Environs

Art-addicted TH owner creates homegrown gallery in Adams Morgan

by Chord Bezerra
Published on November 6, 2003, 12:00am | Comments

Photography by Todd Franson

Start with the art in this 3BR, 2 1/2BA Adams Morgan townhouse, where long and tall walls make expansive vistas for a collector addicted to art and decorating. Toss in an aesthetic of clean, simple lines (and a few indestructible chairs) and you've got a home grown gallery.

Eric Kole needed a home for himself and his art, so when he found a townhouse in Adams Morgan, he thought he would have plenty of room for both. Ten years later, the walls were full and unhung art was piling under the bed. It was time to take action on his decorating addiction -- by opening a new home furnishing store, Vastu.

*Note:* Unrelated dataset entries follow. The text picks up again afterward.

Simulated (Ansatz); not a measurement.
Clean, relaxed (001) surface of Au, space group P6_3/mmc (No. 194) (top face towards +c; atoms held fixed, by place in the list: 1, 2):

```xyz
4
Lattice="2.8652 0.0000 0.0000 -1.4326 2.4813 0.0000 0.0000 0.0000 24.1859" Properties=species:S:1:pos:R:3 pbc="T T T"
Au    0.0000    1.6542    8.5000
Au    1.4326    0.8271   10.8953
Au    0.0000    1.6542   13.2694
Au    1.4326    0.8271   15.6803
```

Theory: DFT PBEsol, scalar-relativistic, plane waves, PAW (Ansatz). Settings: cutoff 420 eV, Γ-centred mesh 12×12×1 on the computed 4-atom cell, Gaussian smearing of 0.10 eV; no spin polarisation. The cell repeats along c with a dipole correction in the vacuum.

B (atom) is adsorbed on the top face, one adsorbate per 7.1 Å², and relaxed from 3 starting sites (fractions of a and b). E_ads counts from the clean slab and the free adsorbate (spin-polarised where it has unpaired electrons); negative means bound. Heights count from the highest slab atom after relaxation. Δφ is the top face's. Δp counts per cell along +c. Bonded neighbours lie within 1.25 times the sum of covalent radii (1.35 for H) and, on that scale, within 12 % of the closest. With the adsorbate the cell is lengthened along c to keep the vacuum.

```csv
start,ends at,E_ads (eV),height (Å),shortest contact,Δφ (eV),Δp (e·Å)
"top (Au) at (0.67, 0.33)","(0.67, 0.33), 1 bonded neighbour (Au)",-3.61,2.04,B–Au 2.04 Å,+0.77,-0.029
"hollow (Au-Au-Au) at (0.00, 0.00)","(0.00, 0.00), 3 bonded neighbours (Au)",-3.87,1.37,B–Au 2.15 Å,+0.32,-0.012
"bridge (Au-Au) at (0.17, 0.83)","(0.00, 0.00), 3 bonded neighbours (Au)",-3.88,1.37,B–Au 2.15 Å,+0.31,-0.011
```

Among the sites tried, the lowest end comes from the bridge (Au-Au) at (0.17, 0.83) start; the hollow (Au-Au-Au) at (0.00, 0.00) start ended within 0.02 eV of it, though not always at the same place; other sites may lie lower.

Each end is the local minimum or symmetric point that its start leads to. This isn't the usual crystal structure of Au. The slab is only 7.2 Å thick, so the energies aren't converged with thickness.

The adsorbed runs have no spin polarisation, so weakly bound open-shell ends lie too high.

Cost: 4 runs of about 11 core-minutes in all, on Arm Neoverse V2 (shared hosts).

Eric: Harry Wardman, who did a significant amount of architecture in D.C., built this block in 1913. The house two doors down was built for his wife to live in while he built the Marriot Wardman. I moved in just about ten years ago. It was more house than I needed but I had an art collection and the house had space. Row houses are great for displaying art. You only have two short ends that have windows and everything in between is wall. So I filled it up as much as I possibly could. One of the great things about owning a furniture store is now we get to buy and show art at the store without having to buy it for myself.



[In the dining room] This is a hammered zinc French florist table. It's about a hundred years old. The reversed bevel is so that when they would line up and cut the flowers the water wouldn't run off onto the floor. I bought it up in New York and had a piece of glass cut to make it larger. These Emeco chairs weigh nothing. They're like three pounds, and they're impervious to virtually everything, including fire. You cannot damage these chairs -- although I guess you could run them over with something. I thought they were kind of cool for a dining room.

[In the hallway] It's very difficult to find a wall that can support an eighteen by four-and-a-half foot painting, so this hallway really helped me make my decision about buying the place. Funny thing is, when I bought this painting the artist was a squatter in the building where the Spy Museum is now. He literally had no home. Then he did this piece and immediately afterwards showed something at the Corcoran, and his career took off. He came and hung this here with a couple friends of mine. There are still marks up there from where we had to put a fifteen-foot ladder. It took four of us three and half hours to hang it. It was a lot of fun, but it may have to stay with the house. I don't know if I could ever hang it again. It might be here a hundred years from now.



[In the bathroom] This bathroom is original. I've had a plumber in here to fix this toilet probably twenty times -- the guys from the plumbing company wave to me when they see me. They will not let me replace the toilet: Every time the guy comes in here, he's like, "You know this is from 1913, it's stamped on the inside." I just say, "Okay." I'm dying to redo it, of course, but I just couldn't.


[In the master bedroom] I've gotten to the point where I have so much art work. I lent a friend some art to show his house when he was putting it on the market and I just started pulling stuff out from underneath the bed. He was laughing at me because I literally have more art under my bed than most people have in their house. It's a horrible addiction.



[In the living room] I like simple clean lines but I like things to have a consistency. Particularly in townhouses where rooms kind of flow into each other you need to be able to take -- whether it's a color, a texture, a material -- and have it all work. Not necessarily matching because I really dislike the idea of matched sets of things because it always looks like you went and said I'll take this room as opposed to collecting things and putting it together intelligently as you go along. I think it's important to have consistency throughout. You can see that this aluminum here will be picked up in a lamp or an accent of a vase a little bit further over there. Your eye always sees more than one thing at a time. But I'm at the point now where I'm basically done decorating. I don't know what else I would change.